The Bogosity Forum

General Bogosity => The Podcast => Topic started by: MrBogosity on September 18, 2016, 05:59:59 PM

Title: Podcast for 19 September 2016
Post by: MrBogosity on September 18, 2016, 05:59:59 PM
[mp3]http://media.blubrry.com/bogosity/p/podcast.bogosity.tv/mp3s/BogosityPodcast-2016-09-19.mp3[/mp3]


Co-Host: Chris Hangartner

News of the Bogus:
26:15 - Biggest Bogon Emitter: Weirton, WV Police Department and the Los Angeles Police Protective League
36:45 - Idiot Extraordinaire: Vermont Bern Victims https://morningconsult.com/2016/09/13/bernie-sanders-popular-ever/

This Week's Quote: "There have been times throughout American history where what is right is not the same as what is legal. Sometimes to do the right thing you have to break the law." —Edward Snowden
Title: Re: Podcast for 19 September 2016
Post by: evensgrey on September 19, 2016, 10:48:47 AM
Those who want peace should be the greatest fans of truly free trade, because where trade crosses borders, armies DON'T.

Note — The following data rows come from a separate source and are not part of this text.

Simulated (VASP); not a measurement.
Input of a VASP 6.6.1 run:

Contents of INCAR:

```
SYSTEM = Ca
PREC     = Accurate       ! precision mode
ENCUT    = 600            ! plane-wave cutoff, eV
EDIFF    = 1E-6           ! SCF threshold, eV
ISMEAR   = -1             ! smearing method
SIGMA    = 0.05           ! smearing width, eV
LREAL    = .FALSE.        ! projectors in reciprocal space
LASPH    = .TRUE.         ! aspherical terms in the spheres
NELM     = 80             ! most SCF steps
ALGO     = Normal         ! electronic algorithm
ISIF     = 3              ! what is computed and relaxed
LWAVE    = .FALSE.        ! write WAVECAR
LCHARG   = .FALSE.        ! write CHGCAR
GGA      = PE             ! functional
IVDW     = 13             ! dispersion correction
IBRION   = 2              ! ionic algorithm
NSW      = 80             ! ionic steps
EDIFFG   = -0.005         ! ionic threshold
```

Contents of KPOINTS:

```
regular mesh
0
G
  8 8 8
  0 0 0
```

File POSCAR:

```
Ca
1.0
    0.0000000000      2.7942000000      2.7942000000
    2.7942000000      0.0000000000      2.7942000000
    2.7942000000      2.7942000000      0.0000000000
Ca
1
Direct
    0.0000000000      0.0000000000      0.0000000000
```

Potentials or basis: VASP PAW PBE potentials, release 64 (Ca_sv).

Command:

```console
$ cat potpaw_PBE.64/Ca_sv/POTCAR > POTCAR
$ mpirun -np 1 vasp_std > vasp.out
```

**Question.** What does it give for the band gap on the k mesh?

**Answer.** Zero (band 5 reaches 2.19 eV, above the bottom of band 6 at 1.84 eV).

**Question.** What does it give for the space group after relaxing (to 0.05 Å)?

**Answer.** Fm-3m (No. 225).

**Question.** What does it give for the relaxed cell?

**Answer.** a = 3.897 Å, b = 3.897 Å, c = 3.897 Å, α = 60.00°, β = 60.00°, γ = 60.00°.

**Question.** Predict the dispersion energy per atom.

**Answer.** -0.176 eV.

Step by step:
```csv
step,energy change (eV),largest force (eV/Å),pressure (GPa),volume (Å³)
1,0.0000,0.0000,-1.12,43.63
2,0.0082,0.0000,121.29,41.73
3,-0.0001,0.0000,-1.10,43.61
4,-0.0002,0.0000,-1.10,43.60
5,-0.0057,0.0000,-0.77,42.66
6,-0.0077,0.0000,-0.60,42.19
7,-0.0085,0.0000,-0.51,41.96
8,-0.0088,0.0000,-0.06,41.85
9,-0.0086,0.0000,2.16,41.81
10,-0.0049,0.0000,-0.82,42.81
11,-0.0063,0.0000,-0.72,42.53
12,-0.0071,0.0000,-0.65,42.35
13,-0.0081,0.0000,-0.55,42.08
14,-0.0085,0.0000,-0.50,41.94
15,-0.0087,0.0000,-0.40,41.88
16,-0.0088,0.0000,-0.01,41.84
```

There are additional arguments for why the Federation is a dystopia, my favorite being that they exhibit a typical trait of authoritarian societies that is almost never seen in free societies:  Creative sterility.  All the art that appears in the Federation is either from the cultures that formed it from before they formed it, or from other cultures outside it.  (For instance, all the 'holonovels' that appear either derive from pre-20th century human novels, or in the one case where a deliberate work of art is created without such a basis, it's objectively crap.  The only good holonovel presented without such a basis turns out to be a training exercise that was abandoned incomplete because it was recognized as not being needed.  Fans will probably recognize all the instances I'm referring to.)

Ferengi are really interesting, as they ended up being the most relatable characters for contemporary audiences, in many cases.  The best example is Quark, a guy trying to make a living (and, if at all possible, get crazy rich) running his bar and working whatever side deals he can set up.  He's just a small businessbeing trying to make his business work (and, for the most part, enjoying the whole process of finding new markets and serving them).  Exhibit:  His pure joy at discovering the lucrative and previously unobserved and unserved market of  family entertainment when he's explaining to Odo what Jake was doing in one of Quark's holosuites, previously mostly used for virtual prostitution.  He was even very happy making huge profits selling weapons to anyone who wanted them, as long as he could treat them as being purchased for defense.  (The moment he's asked for a weapon not only almost useless for defense but explicitly to carry out an atrocity against the customer's adversary's followers, he balks so hard he ends up engineering the murder of the customer by the very adversary he was fighting.)

Back in the days of the FASA Star Trek pencil-and-paper RPG, the notion that the Federation didn't have an economy with money was never incorporated (the fact that the license was pulled shortly after the idea was inserted in TNG didn't help with that, either).  Star Fleet officers even had published pay rates and there was a mechanism to calculate the accumulated savings a character should have, and it was perfectly possible to calculate the cost of any given ship.